In a strategic move to assert its independence, the South African Communist Party is to launch a Young Communist League and its own policy institute this year.
The institute will be designed along the lines of workers’ colleges in Brazil and in Europe. The SACP will launch the Chris Hani Worker Leadership Development Institute, a socialist think tank and seedbed for the development of future trade unionists, in Johannesburg in April, in collaboration with the Congress of South African Trade Unions (Cosatu).
The timetable for the launch of the youth league was decided at the SACP’s central committee meeting on the weekend of February 7 to 9. The party will launch branches and start its recruitment drive between September and December.
Political commentators read the launch of the Young Communist League as an attempt to counter the African National Congress’s Youth League, which is seen by many senior alliance members as perpetuating the hold of capitalism over the youth.

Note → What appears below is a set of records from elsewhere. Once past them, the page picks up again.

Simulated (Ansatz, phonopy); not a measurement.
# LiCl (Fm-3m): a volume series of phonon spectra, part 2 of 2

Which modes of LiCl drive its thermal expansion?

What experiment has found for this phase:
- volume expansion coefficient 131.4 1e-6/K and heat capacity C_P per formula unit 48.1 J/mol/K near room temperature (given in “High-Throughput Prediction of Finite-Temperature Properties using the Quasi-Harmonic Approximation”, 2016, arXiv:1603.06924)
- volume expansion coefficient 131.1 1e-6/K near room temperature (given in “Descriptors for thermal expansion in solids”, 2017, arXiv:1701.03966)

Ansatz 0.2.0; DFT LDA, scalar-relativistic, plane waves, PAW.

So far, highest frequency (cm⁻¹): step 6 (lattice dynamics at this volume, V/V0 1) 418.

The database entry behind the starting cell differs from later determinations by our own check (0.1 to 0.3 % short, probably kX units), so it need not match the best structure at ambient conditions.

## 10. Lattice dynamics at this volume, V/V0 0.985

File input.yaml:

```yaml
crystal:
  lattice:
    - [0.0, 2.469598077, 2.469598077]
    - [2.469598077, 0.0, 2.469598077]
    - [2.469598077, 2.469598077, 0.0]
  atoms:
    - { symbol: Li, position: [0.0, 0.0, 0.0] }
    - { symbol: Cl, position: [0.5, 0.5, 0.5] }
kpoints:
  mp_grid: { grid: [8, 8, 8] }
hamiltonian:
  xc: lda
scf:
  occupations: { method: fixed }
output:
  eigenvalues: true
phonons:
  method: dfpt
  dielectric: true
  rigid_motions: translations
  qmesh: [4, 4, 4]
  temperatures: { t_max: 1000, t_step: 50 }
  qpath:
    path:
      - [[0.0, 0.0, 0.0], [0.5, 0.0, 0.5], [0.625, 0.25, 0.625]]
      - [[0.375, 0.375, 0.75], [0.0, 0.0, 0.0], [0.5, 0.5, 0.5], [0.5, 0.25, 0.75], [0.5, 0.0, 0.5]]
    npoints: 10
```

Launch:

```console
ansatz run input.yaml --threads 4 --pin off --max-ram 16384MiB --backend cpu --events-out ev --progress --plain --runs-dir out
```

The moves come as the SACP and Cosatu recover from a year in which their leadership came under repeated attack by the ANC for allegedly attempting to undermine the government. The youth wing and the insititute are the first of several moves to help broaden the SACP’s influence and support in the country.
The resolution to launch the youth wing and the institute was taken at the SACP’s 11th national congress last year, which also decided that the party should assert its independence. Discussions on fielding the party’s own candidates at the next local government elections also took place.
Two weeks ago SACP general secretary Blade Nzimande took on the ANC-led government’s chief strategist, Joel Netshitenzhe, at the Joe Slovo memorial seminar, asking: ”Should we lose our identity and tail behind the ANC because the global and domestic conditions are not there [for the establishment of a socialist state]?”
Netshitenzhe had argued that the global conditions for a socialist state did not yet exist. According to senior members of the alliance, the institute will study the development of socialist alternatives to capitalism, conduct research on poverty, the economy and other issues from a socialist perspective. It will help to build the capacity of working-class cadres and revive the culture of Marxist debate.
Another alliance member said it would ”help find space for left-leaning individuals to respond to neo-liberal challenges and engage the government on policy issues”. Party members said a seminar on the theme of building socialism now, and the relationship between socialism and the national democratic revolution, is planned for this year.
”The aim of the seminar would be to take forward the debate around the question of the possible path to socialism in South Africa,” one said.
ANC Youth League secretary general Fikile Majola said his organisation welcomed the Young Communists and did not view them as a threat. ”We think the Young Communist League will broaden the progressive base of the youth in our country,” he said.
A senior member of the alliance described the Young Communist League ”as an attempt to get people hooked on to socialism at an early age”.
National and provincial workshops on the launch have already taken place. Young activists attending these workshops are undergoing ideological training in Marxism-Leninism.
The objective of these workshops is to help the youth learn to ”critique and criticise capitalism and to empower them with the knowledge, skills, strategies and tactics to overthrow capitalism”, according to an SACP workshop on the Young Communist League held in the Western Cape.
The statement says: ”The high level of theoretical and ideological debates embodied the resolve of young communists to wage an offensive against capitalist hegemony and influence among the South African youth.
”The youth holds capitalism directly responsible for the high rate of youth unemployment, fostering material values, misleading and virtually emasculating political and class consciousness among young people in constructing a society based on equality.”
The SACP’s Mazibuko Jara described the league as an ”important platform for young people to be mobilised on a socialist agenda, which will strengthen the voice of young people”.